To be classified as a personal holding company, a corporation must meet the following two tests for the tax year in question:
1. Five or fewer individuals must own more than 50 percent of the value of the outstanding stock, actually or constructively, at any time during the second half of the taxable year.
2. At least 60 percent of the corporation’s adjusted ordinary gross income for the tax year must be personal holding company income.
It is possible for a corporation to meet these tests one tax year and not the other tax year. It is important to understand that meeting the definition of a personal holding company does not mean that any additional tax is due. If a corporation meets the definition of a personal holding company, it simply means a tax could be imposed.

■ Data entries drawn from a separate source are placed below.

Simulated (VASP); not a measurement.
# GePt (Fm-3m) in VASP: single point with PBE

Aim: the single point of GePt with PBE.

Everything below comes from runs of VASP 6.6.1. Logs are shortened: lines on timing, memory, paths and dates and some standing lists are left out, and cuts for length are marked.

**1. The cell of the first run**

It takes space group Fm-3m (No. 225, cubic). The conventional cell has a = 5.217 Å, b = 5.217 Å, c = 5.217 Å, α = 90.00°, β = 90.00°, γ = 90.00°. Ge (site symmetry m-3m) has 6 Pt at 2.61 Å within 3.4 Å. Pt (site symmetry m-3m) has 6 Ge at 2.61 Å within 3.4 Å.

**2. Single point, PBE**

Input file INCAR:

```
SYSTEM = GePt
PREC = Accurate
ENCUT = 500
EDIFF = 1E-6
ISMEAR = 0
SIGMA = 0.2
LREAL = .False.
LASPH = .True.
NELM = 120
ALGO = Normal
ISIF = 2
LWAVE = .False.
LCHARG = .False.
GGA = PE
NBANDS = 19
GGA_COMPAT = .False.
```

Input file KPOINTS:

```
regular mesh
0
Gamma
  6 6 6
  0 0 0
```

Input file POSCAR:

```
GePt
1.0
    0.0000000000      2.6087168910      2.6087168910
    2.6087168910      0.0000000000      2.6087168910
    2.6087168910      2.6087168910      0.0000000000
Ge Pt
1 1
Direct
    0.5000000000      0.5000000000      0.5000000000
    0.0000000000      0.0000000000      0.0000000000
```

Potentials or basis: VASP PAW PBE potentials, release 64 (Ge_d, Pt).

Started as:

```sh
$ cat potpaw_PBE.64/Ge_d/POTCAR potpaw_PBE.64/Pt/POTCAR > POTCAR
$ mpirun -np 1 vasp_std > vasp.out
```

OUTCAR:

The personal holding company tax is based on undistributed personal holding company income. In the event a corporation distributes all of its earnings, both the personal holding company tax and the accumulated earnings tax would be irrelevant.
The following types of corporation are exempt from being treated as a personal holding company:
1. Tax exempt corporations
2. Banks and domestic building and loan associations
3. Life insurance companies
4. Surety companies
5. Foreign corporations
6. Certain lending and finance companies
7. Certain small business investment companies operating under the Small Business Investment Act of 1958
8. Corporations subject to the jurisdiction of a bankruptcy court that is currently in bankruptcy.
It is important to note that an S corporation is not exempt from being considered a personal holding company but is exempt from the personal holding company tax because of its flow through features.